Rod Compton of Craig is probably like a lot of other residents when it comes to buying gasoline. That is, Compton makes an effort to fill up on a tank of gas anywhere but in Craig, where prices typically tend to be higher than in surrounding areas.
"I think they're terrible," he said about Craig's higher-than-average gas prices while filling up his wife's pickup Friday at Craig's west end Loaf-n-Jug. "They're always higher here than anywhere else."
State averages for a gallon of regular unleaded gas were recorded at $1.78 on Friday, according to Colorado AAA. National averages were a few cents higher Friday at $1.80, AAA reported.
But gas prices that hover at about $1.97 a gallon in Craig come as little surprise to residents.
Managers at Craig's Loaf-n-Jug and Kum & Go said gas prices are set by officials at corporate headquarters, leaving no local pricing controls. Officials from those companies weren't available by phone Friday.
The price of a gallon of regular unleaded gas at Bagg's Conoco station was $1.76 on Friday. The station that has been under the same ownership since the 1970s at first matched gas prices to Craig's, but then decided to go by their own pricing schedule. The station owner, who did not want to be named, said it's common for Craig residents to make the 40-mile trip to fill up their vehicles' tanks and other containers with gasoline.
"I have no idea why it's more expensive in Craig," she said. "People will come over and say they're filling up for the savings."
According to the government's Energy Information Administration, it's hard to determine which state or country the gasoline that is available in local gas stations comes from.
Refiners use a combination of crude oils from domestic and foreign sources and the mix can change according to cost. The price of gasoline is mostly influenced by the cost of crude oil, according to the Department of Energy.
A barrel of oil was $48.04 on Friday. That's down from a record peak at about $50 a barrel in previous months.
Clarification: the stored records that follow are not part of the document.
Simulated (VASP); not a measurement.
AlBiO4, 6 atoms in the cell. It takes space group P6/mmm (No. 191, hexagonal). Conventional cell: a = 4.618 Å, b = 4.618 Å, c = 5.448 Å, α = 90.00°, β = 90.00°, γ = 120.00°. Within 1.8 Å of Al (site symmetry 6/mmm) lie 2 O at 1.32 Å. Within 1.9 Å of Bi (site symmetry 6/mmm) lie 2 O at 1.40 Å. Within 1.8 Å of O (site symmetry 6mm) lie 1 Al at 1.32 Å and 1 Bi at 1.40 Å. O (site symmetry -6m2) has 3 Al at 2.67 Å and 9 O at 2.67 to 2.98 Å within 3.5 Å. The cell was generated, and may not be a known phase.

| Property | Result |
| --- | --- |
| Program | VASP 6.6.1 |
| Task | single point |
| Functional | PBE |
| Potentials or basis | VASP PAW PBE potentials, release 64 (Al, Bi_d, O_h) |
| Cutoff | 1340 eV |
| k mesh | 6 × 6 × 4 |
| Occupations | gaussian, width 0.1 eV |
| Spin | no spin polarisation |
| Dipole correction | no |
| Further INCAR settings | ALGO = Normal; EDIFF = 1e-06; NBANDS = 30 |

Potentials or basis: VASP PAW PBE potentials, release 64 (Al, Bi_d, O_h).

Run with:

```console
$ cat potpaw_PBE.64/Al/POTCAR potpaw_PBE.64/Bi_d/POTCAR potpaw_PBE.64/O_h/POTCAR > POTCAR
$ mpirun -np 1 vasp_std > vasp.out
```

Distance from refineries and station markups may make a difference in local gas prices.
"In order to stay in business, service stations have to add on a few more cents to make a profit," the Department of Energy states on its Web site. "There's no set standard for how much gas stations add on to the price. Some may add just a couple of cents, while others may add as much as a dime or more."
Evidently, the relatively local high gas prices have a lot of residents trying to find a way to fill up for less.
One local gas station worker even said she didn't buy gas in Craig because it was too expensive.
"It's not our fault," she said. "People blame us all the time."